Stephanie Girardot focuses her camera Wednesday morning on her youngest child, 6-year-old Dawson, to snap one last photo before he starts first grade in JeNeil Devlin-Grace’s class at Peterson Elementary School.

She walks up to him, wraps her arms around his shoulders tells him, “I love you.”

Girardot said her son couldn’t wait to start school.

“He was so excited he had a countdown,” she said.

Standing back among other parents, the adults attempt to maintain a short distance between themselves and the line of young students as they walk into the school. A few parents go in for last-minute hugs and assurances from their children that they will be OK.

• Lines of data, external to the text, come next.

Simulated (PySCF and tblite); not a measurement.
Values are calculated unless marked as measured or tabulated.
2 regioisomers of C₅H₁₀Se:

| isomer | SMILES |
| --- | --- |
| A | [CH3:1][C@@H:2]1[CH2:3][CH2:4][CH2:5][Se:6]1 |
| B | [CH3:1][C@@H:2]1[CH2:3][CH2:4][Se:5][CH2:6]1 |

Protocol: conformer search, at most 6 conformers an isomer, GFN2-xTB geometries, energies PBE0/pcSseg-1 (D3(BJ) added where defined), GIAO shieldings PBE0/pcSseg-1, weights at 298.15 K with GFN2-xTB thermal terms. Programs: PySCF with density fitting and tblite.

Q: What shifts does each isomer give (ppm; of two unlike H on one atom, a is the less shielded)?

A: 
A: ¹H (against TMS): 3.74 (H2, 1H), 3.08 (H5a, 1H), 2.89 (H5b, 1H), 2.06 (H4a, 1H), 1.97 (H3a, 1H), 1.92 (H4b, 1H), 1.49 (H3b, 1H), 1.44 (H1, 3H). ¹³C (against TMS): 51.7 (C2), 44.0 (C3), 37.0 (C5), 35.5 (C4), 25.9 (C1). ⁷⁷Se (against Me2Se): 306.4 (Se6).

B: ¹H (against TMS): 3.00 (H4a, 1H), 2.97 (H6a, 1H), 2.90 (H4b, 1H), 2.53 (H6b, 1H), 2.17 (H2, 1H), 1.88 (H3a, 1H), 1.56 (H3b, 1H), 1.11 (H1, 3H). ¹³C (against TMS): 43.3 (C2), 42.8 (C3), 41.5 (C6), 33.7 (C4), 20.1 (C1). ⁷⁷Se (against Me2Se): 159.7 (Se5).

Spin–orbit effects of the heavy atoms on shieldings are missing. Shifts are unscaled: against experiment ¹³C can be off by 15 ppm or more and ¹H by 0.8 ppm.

Inside, the first-graders sit down in front of their cubbies and learn basic routines for the school year. A classmate taps Dawson Girardot on the shoulder to say “hello.”

The hallway is bustling with the activity of students putting away backpacks and taking tours of the office, nurse’s station and library.

A few timid latecomers arrive through the entrance clasping their parents’ legs, heads buried on their hips, while walking to their classrooms.

The more seasoned second-graders — including the “Mega Two” class — pack their cubbies fairly quickly.

Mega Two is what team-teachers Lauren Beach and Stephanie Kolar have dubbed their large classroom of 35 students.

This is the first team-taught classroom at Peterson, according to Principal Rick Anfenson.

A combined third- and fourth-grade classroom also was created as a short-term solution to alleviate elementary overcrowding in Kalispell. Edgerton Elementary also has a team-taught classroom this year.

“This is the biggest Peterson’s ever been,” Anfenson said of the nearly 400 students at the west-side school. “We’re over state accreditation in kindergarten through fourth grade.”

Beach and Kolar spent their summer planning how they will teach the Mega Two. This is Beach’s third year of teaching and Kolar’s second. Combining two sets of teaching backgrounds has its advantages, Kolar said.

“We bring two sets of skills to share with these kids help them be the most successful students they can be,” Kolar said.

Beach said they jumped at the opportunity to collaborate.

“I think we compliment each other’s teaching style and the end result is a strong team focused on student-centered learning,” Beach said.

Beach and Kolar understand team-teaching is not without its challenges.

“We have to be very flexible and work together,” Beach said. “Communication is key. We did a lot of purposeful planning together to make sure we had a successful year.”

The teachers have determined how they will share teaching responsibilities  — when they will switch between different roles of teaching and helping students.

“We decided who will be taking the lead on instruction and teaching the lesson, while the other teacher maintains the classroom — making sure students are on task and making sure students understand an activity,” Kolar said.

While there will be some times the class will break up into smaller groups, Beach’s and Kolar’s focus is keeping the entire class as one cohesive unit, not assigning students or groups to one particular teacher.

“We want to make learning as seamless as possible between the two of us,” Kolar said. “We are one team.”

Peterson, like Edgerton, has utilized just about every available space for instruction. Bookshelves have been moved outside of classrooms to the hallway, which provides some extra space to accommodate more students Anfenson said.

Anfenson takes a peek at a music class of 27 fourth-graders. Students are clapping and shuffling around in the small room located on the stage, which was converted into a room by putting up a soundboard so that the former music room could be used as a general classroom.

During lunch the students eat in shifts between 11:30 a.m. and about 12:50 p.m. in time for a 1 p.m. P.E. class because only 10 tables fit in the gym.

“Right now we think we’re pretty efficient at getting 400 students through,” Anfenson said.

 Breakfast is served in a hallway.

“This is why a multipurpose room would create more flexibility,” Anfenson said about proposed additions to Peterson the multipurpose room and four additional classrooms if a $3.35 million bond request is approved by voters.

The money also add four classrooms at Edgerton and a new central kitchen at Kalispell Middle School.

“We’ve really stretched our infrastructure, but we’re doing our very best,” Anfenson said.